In the first part of this article, attention was given to the concept and nature of compromise and how such a predicament or approach impacts on the principles and practice of education. A compromise is rarely considered as a positive choice, but more as a negative response to a given situation. In contrast, education is like a magnet for ideals and the best that can be imagined. Put like that, ideals are generally seen as being about high aspirations, whereas compromises are usually regarded as falling short of such ideals. In part one, the following notions were explored:
that ideals are universal principles that demand to be locally applied in a timely and resonant manner;
that it is possible for ideals to age and be distorted into conventions-in-themselves; traditions that lack vitality and resemble empty vessels;
that compromises can be an expression of ideals reformed and refreshed.
In part two, the discussion turns to a consideration of childhood and curriculum.
In the 1940s, the theoretical physicist David Bohm was working on the Manhattan Project, which culminated in the detonation of an atomic bomb. His interests spanned quantum theory, philosophy of the mind and neuropsychology. In looking at the habits of thinking, Bohm (1991: 15) suggested that the ways in which we tend to think and therefore act, are often regurgitative, working to hold back progression and renewal:
"[Thought] seems to have some inertia, a tendency to continue. It seems to have a necessity that we keep on doing it. However . . . we often find that we cannot easily give up the tendency to hold rigidly to patterns of thought built up over a long time. We are then caught up in what may be called absolute necessity. This kind of thought leaves no room at all intellectually for any other possibility, while emotionally and physically, it means we take a stance in our feelings, in our bodies, and indeed, in our whole culture, of holding back or resisting. This stance implies that under no circumstances whatsoever can we allow ourselves to give up certain things or change them."

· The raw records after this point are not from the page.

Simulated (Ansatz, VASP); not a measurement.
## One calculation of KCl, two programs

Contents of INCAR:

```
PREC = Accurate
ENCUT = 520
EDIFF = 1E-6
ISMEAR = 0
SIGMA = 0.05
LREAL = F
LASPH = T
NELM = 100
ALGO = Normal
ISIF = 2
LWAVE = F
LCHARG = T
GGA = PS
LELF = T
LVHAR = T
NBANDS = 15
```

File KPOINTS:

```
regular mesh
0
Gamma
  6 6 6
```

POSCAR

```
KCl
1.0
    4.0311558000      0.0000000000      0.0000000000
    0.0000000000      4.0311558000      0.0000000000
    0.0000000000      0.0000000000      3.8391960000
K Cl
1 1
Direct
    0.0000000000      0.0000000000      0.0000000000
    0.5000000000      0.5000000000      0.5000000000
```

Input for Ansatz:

The idea of absolute necessity is germane in considering the concept and nature of compromise. Whether one considers the pitfalls of compromise, or the opportunities, it seems that the baggage that accompanies the term is often negative. Suggestions that a compromise implies or requires that something has been watered down, given up, or even ruined, are a long way from the spirit or the reality of a promise that has been made together (com-promise); an understanding that paves the way for a new development or opening.
The idea and practice of compromise can stir the juices and create tensions over matters of principle, theory and tradition. One person’s compromise is another person’s sell-out. Alternatively, someone who cannot compromise might be regarded as reactionary, or stuck in the past. Naturally, or perhaps especially, this clash of views pertains to a discussion of Waldorf principle and practice.
Steiner is reported to have said that if, in years to come, all his work was destroyed or forgotten, the essential, enduring contribution was his book The Philosophy of Freedom (1979). If this anecdote is true, it’s an interesting comment on the seminal importance with which he viewed that particular book. Might it also mean that some of his work needs to be understood as being within an applied context – important, yet temporal and local? Steiner undoubtedly operated within a set of social, cultural assumptions. In addition though, he claimed to be able to speak from a space uncluttered by those assumptions; a context of far-reaching and deep-rooted consciousness that can be renewed and is essentially not dependent on time, or culture. Such a prospect provides an invitation to research and renew, in order to bring about innate innovation and to re-apply first principles. On the other hand, one can imagine that such a prospect could act as a catalyst for forebodings and anxieties regarding change for change’s sake, or a dumbing down of the original work and primary research findings.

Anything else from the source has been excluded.